On 6 January 2009 in his final month in office, President George W. Bush designated three vast new MPAs in U.S. waters in the Pacific Ocean. Encompassing a total area of roughly 505,000 km2, the three MPAs are:
- Marianas Trench Marine National Monument – in the Western Pacific, containing the deepest known points in the global ocean;
- Rose Atoll Marine National Monument – in the Central Pacific, containing one of the world’s most pristine atolls; and
- Pacific Remote Islands Marine National Monument – in the Central Pacific, consisting of Wake Atoll, Baker, Howland, and Jarvis Islands, Johnston Atoll, Kingman Reef, and Palmyra Atoll.
President Bush banned drilling and mining at each of the sites, and placed increased restrictions on recreational fishing. Commercial fishing will be off-limits at Rose Atoll and the Pacific Remote Islands but will still be allowed in waters above the Marianas Trench.

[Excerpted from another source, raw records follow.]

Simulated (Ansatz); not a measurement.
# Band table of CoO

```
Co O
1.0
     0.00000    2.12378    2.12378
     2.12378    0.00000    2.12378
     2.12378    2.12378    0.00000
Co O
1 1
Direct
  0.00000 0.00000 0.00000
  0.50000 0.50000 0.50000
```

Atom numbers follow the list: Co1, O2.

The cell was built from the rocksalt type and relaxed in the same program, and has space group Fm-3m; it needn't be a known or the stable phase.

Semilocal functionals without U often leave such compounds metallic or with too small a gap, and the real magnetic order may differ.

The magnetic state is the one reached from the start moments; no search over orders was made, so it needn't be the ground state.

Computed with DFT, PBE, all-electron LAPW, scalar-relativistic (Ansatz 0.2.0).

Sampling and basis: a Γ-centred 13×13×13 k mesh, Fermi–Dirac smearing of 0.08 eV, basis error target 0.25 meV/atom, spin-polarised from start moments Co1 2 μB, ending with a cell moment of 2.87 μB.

Together the protected areas include hundreds of fish species and dozens of seabird and coral species. Some of these islands are also important to Polynesian and Micronesian culture, as well as to military and aviation history. The new designations add to President Bush’s legacy of ocean protection. He designated the 362,000-km2 Northwestern Hawaiian Islands Marine National Monument in 2006 (MPA News 8:1), now known as Papahanaumokuakea Marine National Monument.
For the official proclamation of each site, including a physical description of the area and what its regulations will be, go to www.fws.gov/pacific/news/2009/Monuments. A map indicating the location and boundaries of the new MPAs is available here.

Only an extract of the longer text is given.